OTOH, one really useful response of an alternative opinion came from MikeG of Chowhound in this thread.
Is that the same @MikeG on HO?
Will read your garlic research with interest. For the wild garlic that I’ve got, initially I wanted to buy the cloves, but they were sold out, the only choice left were in pots. If they work well, next year will plant more cloves. Love the fact they like shady areas.
Thank you, Shrinkrap! Interesting garlic presoak information. I may have to do a side-by-side test someday, see if it makes a difference here. I know one thing: no fish emulsion out here! Raccoons and opossums will dig up anything that smells like that, even Garden Tone!
Thanks for all the garlic info, tho I’ve only planted the cloves with no prep at all and never a problem. I went overboard this year ordering from Keene and even after giving half to my sister I have one entire raised bed filled!!
@shrinkrap - I’m soooo sorry to hear of your lost gem! My hope is that it turns up in your lovingly tended and productive garden.

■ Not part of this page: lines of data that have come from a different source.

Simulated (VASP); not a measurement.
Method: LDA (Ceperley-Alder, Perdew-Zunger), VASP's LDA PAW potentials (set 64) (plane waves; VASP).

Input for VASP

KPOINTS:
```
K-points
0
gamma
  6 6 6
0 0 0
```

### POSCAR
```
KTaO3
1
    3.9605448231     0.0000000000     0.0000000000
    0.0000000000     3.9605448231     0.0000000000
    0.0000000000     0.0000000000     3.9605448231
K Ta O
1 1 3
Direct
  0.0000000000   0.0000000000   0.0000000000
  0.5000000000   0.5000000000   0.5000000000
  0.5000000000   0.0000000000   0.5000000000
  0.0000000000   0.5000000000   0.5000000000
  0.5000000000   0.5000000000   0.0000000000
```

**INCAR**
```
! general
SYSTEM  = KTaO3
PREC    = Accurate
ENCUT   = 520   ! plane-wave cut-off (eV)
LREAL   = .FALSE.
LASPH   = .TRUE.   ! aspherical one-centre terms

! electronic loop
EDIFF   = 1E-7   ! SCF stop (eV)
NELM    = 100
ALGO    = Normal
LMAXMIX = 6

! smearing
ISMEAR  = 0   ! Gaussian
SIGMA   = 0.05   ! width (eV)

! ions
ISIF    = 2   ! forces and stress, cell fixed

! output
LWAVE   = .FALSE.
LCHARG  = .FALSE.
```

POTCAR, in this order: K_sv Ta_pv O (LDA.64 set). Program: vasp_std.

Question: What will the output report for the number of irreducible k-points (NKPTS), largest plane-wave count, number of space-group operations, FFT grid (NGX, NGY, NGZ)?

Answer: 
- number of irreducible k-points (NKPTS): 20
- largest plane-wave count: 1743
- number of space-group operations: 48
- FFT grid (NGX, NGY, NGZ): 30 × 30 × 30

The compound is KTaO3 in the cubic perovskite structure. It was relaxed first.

It might be in here somewhere, where I was preparing to plant shallots.
This is the garlic I planted after I wiped my nose.
The 2020 late season here has, so far, been much warmer than normal. Frost date was one month later, and the Radicchios have not been killed back by freezing, which typically happens around mid Nov. It has grown huge, but is far too bitter to eat yet. The Castelfranco are about 2 feet (.6 meters) across.
Here’s part of the row with Rossa di Treviso #3 in the foreground
A shorter row of Rossa di Treviso is showing some beautiful color patterns.
I may have to dig the roots and cut off the top growth, since the weather hasn’t killed it back, something I’ve never had to do before. The re-growing, under straw, has to be during cold weather, and at this rate, I’ll run out of that!
Most of the mustards are getting frost covering when the temperatures are in the 20s (-7 C). Since the metal hoops here are too big, I split some big bamboo poles and shoved the bamboo strips into the ground to keep the covering off the plants.
A few plants of each mustard type, Horned and Wrapped-heart, are planted elsewhere, to see what happens as it gets colder. So far, only minor damage at 25 degrees F (-4 C) on the non-covered plants.
Very nice! Is that as much work as it looks like?
Tangerines from the neighbors who helped put out the fire in my back yard this summer!
Anyone know how I can tell which kind?
Check this out! Sort of like that preserved figs recipe from Edna Lewis.
Shrinkrap, those tangerines looks juicy and wonderful! My best guess is the variety is “Satsuma”. There are not many tangerines, besides Satsuma, which don’t have few to many seeds and are harvested this early in the season. Satsumas also are very popular in parts of CA. Plus, it’s one of the few which can take some pretty cold weather, down to around 22 degrees F or less. Kumquats survive colder, but that’s good cold tolerance for a citrus.
The longer growing season here allowed the Chinese Water Chestnuts to mature fully.
In 2019, freezes came about a month earlier, normal-ish timing. Some of last year’s water chestnuts were immature and white. This year, they all matured and were generally larger.
Mmmm… crunchy goodness!
This is so timely for me! Thank you!